Hi David.
Thanks for the patch. Please see a few comments below.
> @@ -975,6 +978,161 @@ static tree bpf_core_compute (tree, vec<unsigned int>
> *);
> static int bpf_core_get_index (const tree);
> static bool is_attr_preserve_access (tree);
>
> +static void
> +maybe_make_core_relo (tree expr, enum btf_core_reloc_kind kind)
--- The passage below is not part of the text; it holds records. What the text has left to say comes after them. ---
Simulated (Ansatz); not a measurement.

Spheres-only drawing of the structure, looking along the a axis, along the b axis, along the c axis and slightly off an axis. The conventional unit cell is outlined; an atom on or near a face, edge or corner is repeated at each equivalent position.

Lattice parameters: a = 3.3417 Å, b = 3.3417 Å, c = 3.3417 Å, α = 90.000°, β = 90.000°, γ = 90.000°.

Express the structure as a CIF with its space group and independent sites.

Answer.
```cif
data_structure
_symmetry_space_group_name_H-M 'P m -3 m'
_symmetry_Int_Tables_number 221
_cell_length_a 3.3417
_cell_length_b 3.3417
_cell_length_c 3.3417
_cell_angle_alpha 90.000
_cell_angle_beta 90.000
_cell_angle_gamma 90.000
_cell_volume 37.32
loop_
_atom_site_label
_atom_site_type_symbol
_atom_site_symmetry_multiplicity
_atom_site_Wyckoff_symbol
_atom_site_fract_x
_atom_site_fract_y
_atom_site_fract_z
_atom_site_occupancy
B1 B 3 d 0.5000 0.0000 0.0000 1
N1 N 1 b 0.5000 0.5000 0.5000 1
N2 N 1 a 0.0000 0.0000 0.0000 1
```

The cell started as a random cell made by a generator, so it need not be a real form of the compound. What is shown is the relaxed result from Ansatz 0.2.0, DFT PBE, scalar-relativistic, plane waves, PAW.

This function is missing a comment explaining what it does.
> +{
> + /* If we are not targetting BPF CO-RE, do not make a relocation. We
> + might not be generating any debug info at all. */
> + if (!TARGET_BPF_CORE)
> + return;
> +
> + auto_vec<unsigned int, 16> accessors;
> + tree container = bpf_core_compute (expr, &accessors);
> +
> + /* Any valid use of the builtin must have at least one access. Otherwise,
> + there is nothing to record and nothing to do. This is primarily a
> + guard against optimizations leading to unexpected expressions in the
> + argument of the builtin. For example, if the builtin is used to read
> + a field of a structure which can be statically determined to hold a
> + constant value, the argument to the builtin will be optimized to that
> + constant. This is OK, and means the builtin call is superfluous.
> + e.g.
> + struct S foo;
> + foo.a = 5;
> + int x = __preserve_access_index (foo.a);
> + ... do stuff with x
> + 'foo.a' in the builtin argument will be optimized to '5' with -01+.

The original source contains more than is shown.